This article appeared online at TheNewAmerican.com on Thursday, February 9, 2017:
The report on Greece’s financial condition issued by the International Monetary Fund (IMF) on Monday was dismal, but, said the central bank, its future remains bright. First, the bad news: The EU member will fall far short of the budget-surplus targets put in place in order to get the last bailout. The Greek economy must grow at 3.1 percent but it expanded by only 0.4 percent last year.
However, the IMF said Greece’s economy is expected to grow by 2.7 percent in 2017. An unnamed European Union official who spoke to Bloomberg on the condition of anonymity said that the IMF’s projections aren’t based on reality and don’t take into account what really happening in Greece.
That’s critical because Germany and the IMF would partner in any new loan granted to Greece (in addition to the $92 billion it’s already receiving from other EU countries), and German Chancellor Angela Merkel is up for reelection in March. She is under pressure from citizens already unhappy about the $100 million in bad debt Germany has had to write off for Greece, and, worse, an increasing populist resentment that Germany is helping Greece out of its own self-inflicted financial difficulties.
The Greek drama is familiar: The IMF says its debt is too high, and it is. Eurozone creditors, already in hock to the member, won’t lend more, leaving the country’s financial salvation to the mercies of Germany and the IMF. In order to get more money (which will be used to make that July payment), Greece will likely have to suffer additional austerity measures. But the Greek economy has been steadily shrinking ever since its financial problems were first made public back in 2009. It national debt is nearly twice the country’s total economic output, and growing. Its interest payments are taking an increasing percentage of the government’s shrinking revenues. Unemployment remains at 25 percent, and tax evasion continues apace.
Moody’s said in December that if there is no agreement on another bailout by the IMF and Germany, it “increases the risks that repayments to bondholders due in July 2017 may be missed.”

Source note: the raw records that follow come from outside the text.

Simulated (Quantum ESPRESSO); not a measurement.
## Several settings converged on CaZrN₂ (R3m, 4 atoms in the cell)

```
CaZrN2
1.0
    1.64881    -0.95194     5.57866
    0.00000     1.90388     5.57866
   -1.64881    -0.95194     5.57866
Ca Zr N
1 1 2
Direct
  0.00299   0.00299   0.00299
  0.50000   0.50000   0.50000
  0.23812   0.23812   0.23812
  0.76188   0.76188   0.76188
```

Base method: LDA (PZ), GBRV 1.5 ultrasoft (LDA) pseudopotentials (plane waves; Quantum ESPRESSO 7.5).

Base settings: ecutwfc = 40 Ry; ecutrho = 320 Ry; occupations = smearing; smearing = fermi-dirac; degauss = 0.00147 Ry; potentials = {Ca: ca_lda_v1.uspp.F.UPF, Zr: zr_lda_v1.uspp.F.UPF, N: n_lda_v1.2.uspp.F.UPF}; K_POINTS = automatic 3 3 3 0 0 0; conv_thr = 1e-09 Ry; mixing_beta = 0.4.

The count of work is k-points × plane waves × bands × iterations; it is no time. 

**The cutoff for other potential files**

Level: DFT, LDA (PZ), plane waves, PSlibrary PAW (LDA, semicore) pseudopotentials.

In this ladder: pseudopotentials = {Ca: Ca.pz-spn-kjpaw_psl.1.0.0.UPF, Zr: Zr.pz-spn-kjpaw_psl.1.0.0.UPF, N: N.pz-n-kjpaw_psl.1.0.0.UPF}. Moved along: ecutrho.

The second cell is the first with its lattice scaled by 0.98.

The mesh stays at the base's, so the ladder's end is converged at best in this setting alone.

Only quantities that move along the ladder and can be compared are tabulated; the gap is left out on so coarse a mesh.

This comes at a critical moment in the history of the EU. Aside from the challenge Merkel is facing from disaffected citizens over continued bailouts of a country considered to be weak, corrupt, and politically unable to manage its affairs properly, the pall of Brexit hangs over the agglomeration. Add to that the fact that the United States is a major funder of the IMF (and has a say in the matter), and fears that President Donald Trump may pull the plug are increasing. In October 2012, Trump tweeted: “Greece should get out of the euro & go back to their own currency — they are just wasting time.” Now that Trump is president, Greece and its bailors are wasting not only time but American taxpayer monies as well.
By July, if not earlier, Americans will know whether Greece gets another bailout, or defaults again. They will also have a much clearer picture of the future of the European Union itself. It’s possible, and perhaps even likely, that the tiny country of Greece (population, 11 million) could be the final straw that breaks the back of the European Union (population 540 million), and accelerates its unwinding.